Should is an auxiliary verb – a modal auxiliary verb. We use should mainly to:
- give advice or make recommendations
- talk about obligation
- talk about probability and expectation
- express the conditional mood
- replace a subjunctive structure
Structure of should
The basic structure for should is:
- The auxiliary verb should is invariable. There is only one form: should
- The main verb is usually in the base form (He should go).
Look at the basic structure again, with positive, negative and question sentences:
Note that the main verb is sometimes in the form:
- have + past participle (He should have gone.)
- be + -ing (He should be going.)
The main verb can never be the to-infinitive. We cannot say:
He should to go.
There is no short form for should, but we can shorten the negative should not to shouldn’t.
Use of should
should for advice, opinions
We often use should when offering advice or opinions (similar to ought to):
- You should see the new James Bond movie. It’s great!

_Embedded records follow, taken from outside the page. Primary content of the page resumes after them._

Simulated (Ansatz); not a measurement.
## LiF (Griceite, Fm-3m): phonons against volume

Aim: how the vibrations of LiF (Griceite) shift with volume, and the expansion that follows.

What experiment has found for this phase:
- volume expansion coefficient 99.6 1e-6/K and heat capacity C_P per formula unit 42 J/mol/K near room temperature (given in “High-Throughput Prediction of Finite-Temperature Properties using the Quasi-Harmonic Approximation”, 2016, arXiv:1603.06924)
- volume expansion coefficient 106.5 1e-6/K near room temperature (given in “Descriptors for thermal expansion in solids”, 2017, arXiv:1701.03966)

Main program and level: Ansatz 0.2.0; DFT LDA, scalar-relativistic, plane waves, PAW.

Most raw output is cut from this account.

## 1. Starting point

- You should try to lose weight.
- John should get a haircut.
- He shouldn’t smoke. And he should stop drinking too.
- What should I wear?
- They should make that illegal.
- There should be a law against that.
- People should worry more about global warming.
People often say “They should…do sthg.” Usually, the “they” is anonymous and means the government, or the company, or somebody else – but not us! Here are some examples:
- They should fix this road.
- They should have more staff in this shop.
- They should have abolished this tax years ago.
should for obligation, duty, correctness
Another use of should (also similar to ought to) is to indicate a kind of obligation, duty or correctness, often when criticizing another person:
- You should be wearing your seat belt. (obligation)
- I should be at work now. (duty)
- You shouldn’t have said that to her. (correctness)
- He should have been more careful.
- Should you be driving so fast?
should for probability, expectation
We use should to indicate that we think something is probable (we expect it to happen):
- Are you ready? The train should be here soon.
- $10 is enough. It shouldn’t cost more than that.
- Let’s call Mary. She should have finished work by now.
should for conditionals
We sometimes use should (instead of would) for the first person singular and plural (I, we) of some conditionals:
- If I lost my job I should have no money.
(If he lost his job he would have no money.)
- We should be grateful if you could send us your latest catalogue.
This is not a very important distinction. (More about the use of shall/will and should/would.)
should for If I were you I should…
We often use the conditional structure “If I were you I should…“ to give advice.
- If I were you, I should complain to the manager.
- If I were you, I shouldn’t worry about it.
- I shouldn’t say anything if I were you.
Note that we can omit “If I were you…” and just say:
- I should complain to the manager.
- I shouldn’t worry about it.
- I shouldn’t say anything.
In these cases, the phrase “I should” really means something like “you should”.
should for pseudo subjunctive
We often use a special verb form called the subjunctive when talking about events that somebody wants to happen, hopes will happen or imagines happening, for example:
- The president insists that the prime minister attend the meeting.
However, this is much more common in American English. British English speakers often convey the same idea using should:
- The president insists that the prime minister should attend the meeting.
Here are some more examples:
typically American English
typically British English
|The president is insisting that pollution be reduced.||The president is insisting that pollution should be reduced.|
|The manager recommended that Mary join the company.||The manager recommended that Mary should join the company.|
|It is essential that we decide today.||It is essential that we should decide today.|
|It was necessary that everyone arrive on time.||It was necessary that everyone should arrive on time.|
should for Why should..?
If we don’t understand (or agree with) something, we may use Why should..?, like this:
- Why should it be illegal to commit suicide? It’s your life.
Why should..? and How should..? can also indicate anger or irritation:
- A: Help me with this. B: Why should I?
- A: Where are my keys? B: How should I know?